Re: [DISCUSS] Best way to re-encrypt existing data (TDE cache key rotation).

2020-07-24 Thread Nikolay Izhikov
Hello, Maksim.

Thanks for the summary.
From my point of view, we should focus on Phase3 implementation and then do the 
refactoring for some specific SPI implementation.

> 8. Question - why we add a lot of system properties?

Can you, please, list system properties that should be moved to the 
configuration?

> 10. Question - CRC is read in two places encryptionFileIO and filePageStore - 
> what should we do with this?

filePageStore checks CRC of the encrypted page. This required to confirm the 
page not corrupted on the disk.
encryptionFileIO checks CRC of the decrypted page(CRC itself stored in the 
encrypted data). 
This required to be sure the decrypted page contains correct data and not 
replaced with some malicious content.

Here is the list of items that are not related to Phase3 implementation.
Please, tell me what do you think:

>   2. We should try to run the existing test suites in encryption mode.

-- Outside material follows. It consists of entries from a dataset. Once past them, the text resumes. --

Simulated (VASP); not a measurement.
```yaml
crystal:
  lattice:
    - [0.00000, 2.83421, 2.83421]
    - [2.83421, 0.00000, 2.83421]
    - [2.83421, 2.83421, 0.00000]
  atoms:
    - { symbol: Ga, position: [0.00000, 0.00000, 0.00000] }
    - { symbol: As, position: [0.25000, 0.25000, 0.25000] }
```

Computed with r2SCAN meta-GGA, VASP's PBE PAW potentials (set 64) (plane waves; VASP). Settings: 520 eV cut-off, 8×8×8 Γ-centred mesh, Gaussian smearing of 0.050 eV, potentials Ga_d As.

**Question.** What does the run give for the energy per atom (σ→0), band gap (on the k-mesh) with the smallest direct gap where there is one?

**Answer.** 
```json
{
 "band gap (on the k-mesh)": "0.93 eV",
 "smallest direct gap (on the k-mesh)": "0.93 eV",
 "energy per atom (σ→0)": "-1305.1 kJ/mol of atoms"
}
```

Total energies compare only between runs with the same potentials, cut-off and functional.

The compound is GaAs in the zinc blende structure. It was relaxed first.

We did it during TDE.Phase1 testing.

>  3. SPI requires an additional method such as getKeyDigest
>  4. Recommendation - the encryption processor should be divided into external 
> subclasses
 
> 5. Recommendation - we should not use tuples and triples, because this is a 
> marker of a design problem.
> 6. Strict recommendation - please don't put context everywhere

Actually, this is a question of taste and obviously not related to the current 
discussion.

> 24 июля 2020 г., в 14:27, Maksim Stepachev  
> написал(а):
> 
> Hello everyone, yesterday we discussed the implementation of TDE over a
> conference call. I added a summary of this call here:
> 
>   1. The wiki documentation should be expanded. It should describe the
>   steps - how it works under the hood. What are the domain objects in the
>   implementation?
>   2. We should try to run the existing test suites in encryption mode.
>   Encryption should not affect any PDS or other tests.
>   3. SPI requires an additional method such as getKeyDigest, because the
>   current implementation of GridEncryptionManager#masterKeyDigest() looks
>   strange. We reset the master key to calculate the digest. This will not
>   work well if we want to use VOLT as a key provider implementation.
>   4. Recommendation - the encryption processor should be divided into
>   external subclasses, and we should use the OOP decomposition pattern for
>   it. Right now, this class has more than 2000 lines and does not support
>   SOLID. This is similar to inline unrelated logic with a single class.
>   5. Recommendation - we should not use tuples and triples, because this
>   is a marker of a design problem.
>   6. Strict recommendation - please don't put context everywhere. it
>   should only be used in the parent class. You can pass the necessary
>   dependencies through the constructor, as in the DI pattern.
>   7. Question -the current implementation does not use the throttling that
>   is implemented in PDS. Users should set the throughput such as 5 MB per
>   second, but not the timeout, packet size, or stream size.
>   8. Question - why we add a lot of system properties? Why we didn’t add a
>   configuration for it?
>   9. Question - How do we optimize when we can check that this page is
>   already encrypted by parallel loading? Maybe we should do this in Phase 4?
>   10. Question - CRC is read in two places encryptionFileIO and
>   filePageStore - what should we do with this?
>   11. We should remember about complicated test scenarios with failover
>   like node left when encryption started and joined after it finished. In the
>   process, the baseline changed node left before / after / in the middle of
>   this process. And etc.
>   12. How to use a sandbox to protect our cluster of master and user key
>   stealing via compute?
>   13. Will re-encryption continue after the cluster is completely stopped?
> 
> If I forgot some points, you can add them to the message.
> 
> 
> вт, 7 июл. 2020 г. в 17:40, Pavel Pereslegin :
> 
>> Hello, Maksim.
>> 
>> For implementation, I chose so-called "in place background
>> re-encryption" design.
>> 
>> The first step is to rotate the key for writing data, it only works on
>> the active cluster, at the moment..
>> The second step is re-encryption (to remove previous encryption key).
>> If node was restarted reencryption starts after metastorage becomes
>> ready for read/write. Each "re-encrypted" partition (including index)
>> has an attribute on the meta page that indicates whether background
>> re-encryption should be continued.
>> 
>> I updated the description in wiki [1].
>> Some more details in jira [2].
>> Draft PR [3].
>> 
>> [1]
>> https://cwiki.apache.org/confluence/pages/viewpage.action?pageId=95652384
>> [2] https://issues.apache.org/jira/browse/IGNITE-12843
>> [3] https://github.com/apache/ignite/pull/7941
>> 
>> вт, 7 июл. 2020 г. в 13:49, Maksim Stepachev :
>>> 
>>> Hi!
>>> 
>>> Do you have any updates about this issue? What types of implementations
>>> have you chosen (in-place, offline, or in the 

Re: [DISCUSS] Best way to re-encrypt existing data (TDE cache key rotation).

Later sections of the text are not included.